This purer belief, it is stated, eventually gave way to the adoration of the heavenly bodies, in the worship of which the religion called Sabaeism consisted. To this succeeded the worship of fire, which, however, is scarcely another religion, but a modification of Sabaeism, the fire being simply borrowed as a symbol or representation of the solar heat. Note: The cut is taken from a sculpture at Nakhsh-i-Rustam, supposed to be not later than the age of Cyrus, and represents a priest or king—most probably the latter, worshipping towards the sin, having immediately before him an altar, on which the sacred fire is burning. After this arose another form of Sabaeism, which consisted in the worship of the planets by symbolical images; and this appears to have been the form of idolatry which subsisted at the time Zoroaster appeared; before, perhaps, it had wholly superseded the fire-worship, but when it had become a wide-spread corruption existing together with it, and while the worship of fire was still probably the formal religion of the country, the worship of or by images being an excrescence superinduced thereon. Zoroaster rent away this excrescence; and although his doctrine did not involve fire-worship, he seems to have accepted it as a suitable symbol of the Divine essence—probably in the feeling common among the ancient speculators, that the people generally needed some sensible object of worship, and that the fire, to which they were accustomed, was better than any other that could be devised.

This man was Zoroaster, known in the East by the name of Zerdusht, of whose existence prior to the epoch usually assigned to him, we yesterday avowed our opinion.

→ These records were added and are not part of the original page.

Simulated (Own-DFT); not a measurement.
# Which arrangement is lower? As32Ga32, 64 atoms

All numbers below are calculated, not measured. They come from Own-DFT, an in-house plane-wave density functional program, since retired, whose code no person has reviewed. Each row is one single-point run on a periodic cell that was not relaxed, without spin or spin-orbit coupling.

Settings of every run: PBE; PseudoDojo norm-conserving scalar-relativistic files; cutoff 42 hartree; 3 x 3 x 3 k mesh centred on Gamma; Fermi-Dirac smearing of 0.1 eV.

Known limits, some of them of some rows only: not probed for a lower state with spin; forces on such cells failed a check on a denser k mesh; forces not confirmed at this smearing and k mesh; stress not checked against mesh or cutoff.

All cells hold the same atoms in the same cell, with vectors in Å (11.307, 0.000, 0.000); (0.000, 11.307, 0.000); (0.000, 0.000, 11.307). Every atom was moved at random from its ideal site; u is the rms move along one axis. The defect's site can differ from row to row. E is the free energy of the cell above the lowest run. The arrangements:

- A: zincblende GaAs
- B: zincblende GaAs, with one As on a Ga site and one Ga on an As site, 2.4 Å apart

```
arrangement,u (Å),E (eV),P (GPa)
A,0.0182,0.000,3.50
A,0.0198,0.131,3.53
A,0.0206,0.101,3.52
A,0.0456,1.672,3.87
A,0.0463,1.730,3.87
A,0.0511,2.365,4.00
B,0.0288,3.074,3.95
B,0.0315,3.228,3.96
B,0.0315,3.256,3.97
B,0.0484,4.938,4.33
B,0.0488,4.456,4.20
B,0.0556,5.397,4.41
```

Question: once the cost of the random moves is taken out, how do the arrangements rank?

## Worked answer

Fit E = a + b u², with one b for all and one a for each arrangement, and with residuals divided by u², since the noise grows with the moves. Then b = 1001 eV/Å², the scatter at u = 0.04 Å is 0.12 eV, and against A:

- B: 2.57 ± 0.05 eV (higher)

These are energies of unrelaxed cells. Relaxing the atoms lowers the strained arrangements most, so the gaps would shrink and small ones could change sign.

The traditions of the Eastern Christians, of the Jews, and of the Moslems, regarding this remarkable man, might deserve attention, if only from the sort of doubt which has been felt, as to the place which might be with justice assigned to one, whose teachings were so superior to all that ancient heathenism knew and yet contained so much that was wrong in principle, and that involved the awful imposition of a pretended revelation from heaven. We know that Zoroaster had no such revelation. The pretension to it, therefore, stamps the system with a flagrant character, which averts the sort of respect that might be felt for it as a human system—bad indeed, but still the best that the mind of man had been able to devise. It puts Zoroaster on a level with Mohammed. Both make the same pretension—both exhibit books alleged to be obtained from heaven, and both taught much that was in itself good and true—and both are guilty of the dreadful crime of making the Almighty responsible for their doctrines, by alleging that they received them from his hand. Of the two, however, Zoroaster was less culpable than Mohammed. Zoroaster did not know—at least, we have no evidence that he knew—that there had been any previous revelation of God’s will to man, and he was far from intending to subvert any existing truth. But Mohammed knew that God had already revealed his will to man through Moses and through Christ; and, while admitting the truth of these revelations, he applied himself deliberately, with full purpose of mind, to subvert and stigmatize the most essential doctrines of the Christian faith—the divinity of our Lord, and the complete atonement for sin which his death upon the cross accomplished. He taught his followers not only to reject those doctrines, on which hang all the true hopes of man, but to regard them with hatred and abhorrence. This is a dreadful fact; and a due consideration of it, and of the too effectual bar which has been thus set up against the reception of Christianity by the followers of the false prophet, is enough to prevent our sharing in that dim respect for Mohammed, and for his teaching, which some thoughtless Christians have allowed themselves to entertain.

In saying that Zoroaster was unconscious of any existing revelation, we are not ignorant that the contrary has been urged in the traditions to which we have referred. But we attach no credit to them, only finding in them evidence that the authors of those reports were perplexed how to account for the good that was to be found in his system, otherwise than by supposing that he had availed himself of such of the Hebrew Scriptures as had then been written. Whatever probabilities might have been alleged in favor of these conjectures under the account which places the time of Zoroaster so late as the reign of Darius Hystaspis, disappear when he is placed, as we are constrained to place him, before the time of Cyrus, if not before the Hebrew captivity.

It is, then, affirmed, particularly by the Mohammedan writers, that Zoroaster was either a Jew, or that he went very early into Judaea, where he received his education under one of the prophets, with whom he lived as a servant, and, emulous of his master’s glory, set up afterwards for a prophet on his own behalf. One account seems to apply to him the Scripture history of Gehazi, for it states that, having deceived and cheated the Hebrew prophet whom he served, his master prayed to God to smite him with leprosy, which accordingly took place. Another account, grafted on this, says that Zoroaster had, by his great skill in astrology, discovered that another prophet like unto Moses was to arise, whom all the world was to obey. This Old Testament prophecy, which we know applies to Christ, the Moslems apply to Mohammed; and it forms a reason for the peculiar enmity with which they treat the memory of Zoroaster, that he, as they allege, attempted to anticipate the mission of Mohammed, by setting up for himself a claim to be regarded as that prophet whose coming he had discovered. Under this notion he withdrew, the account states, into a cave; and, revolving these things in his mind, a light suddenly appeared, which was no other than an illusion of the devil, who, conversing with him out of the midst of the fire, Zoroaster no longer doubted that he had received his mission of prophecy, and forthwith commenced composing a book, containing a system of diabolical doctrine, which he called Zend. Having completed this performance, he left his retreat, and went about the world teaching his doctrines, and erecting temples for the sacred fire.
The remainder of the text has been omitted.